The different types of computers also speak different languages.

Some are scientifically oriented, others speak in more mathematical or business terms. Most of the home computers speak BASIC.

This is the beginner’s all-purpose symbolic instructional code, explained McCaul, and was written in 1965. Lauss said it is the easiest language and has been universally taken up by the hobbyists.

On top of functioning in these different languages, each computers has its own idiosyncracies, according to McCaul: “We all write English but our script looks different — that’s the same with individual computers.”

Now we come to programming. Lauss said that the two limitations of computers are the memory and the programming: “The computer will not make a mistake on its own.”

He added that companies must really be careful about who they hire to do the programming. The programmer can cheat and cover his tracks extremely well in this white-collar crime.

Programming takes many forms. A person can physically type the data into the machine or in McCaul’s case, his computer will accept pre-taped data off of cassettes that are bought in stores.

The club members said anyone can learn to program. But programming can take awhile in some cases. Lauss has been working on a certain program for nine months and it’s still not done.

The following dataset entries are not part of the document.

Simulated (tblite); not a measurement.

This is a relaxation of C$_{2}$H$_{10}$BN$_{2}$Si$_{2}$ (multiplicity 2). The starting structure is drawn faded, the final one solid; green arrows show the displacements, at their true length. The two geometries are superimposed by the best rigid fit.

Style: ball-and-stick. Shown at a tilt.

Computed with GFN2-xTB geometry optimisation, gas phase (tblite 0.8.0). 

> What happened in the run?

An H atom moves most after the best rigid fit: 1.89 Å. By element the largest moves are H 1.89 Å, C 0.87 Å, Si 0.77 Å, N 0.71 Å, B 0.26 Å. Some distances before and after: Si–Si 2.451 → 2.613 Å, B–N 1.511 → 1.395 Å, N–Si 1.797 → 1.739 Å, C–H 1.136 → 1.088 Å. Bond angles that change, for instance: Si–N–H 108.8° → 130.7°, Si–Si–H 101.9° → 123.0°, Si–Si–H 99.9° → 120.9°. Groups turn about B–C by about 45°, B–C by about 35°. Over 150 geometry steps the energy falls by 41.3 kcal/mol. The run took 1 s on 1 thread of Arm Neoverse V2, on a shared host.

Club objectives currently are two-fold. One goal is for the club to design and build its own computer. Members also hope to sponsor a computer fair in Yuma, enabling people to see these computers, how they work and how they have home and business application.

The club would also like to see an Arizona Western College course offered in home computers.

And you too may be able to learn how to program a computer to start the coffee brewing by the time you get up for work.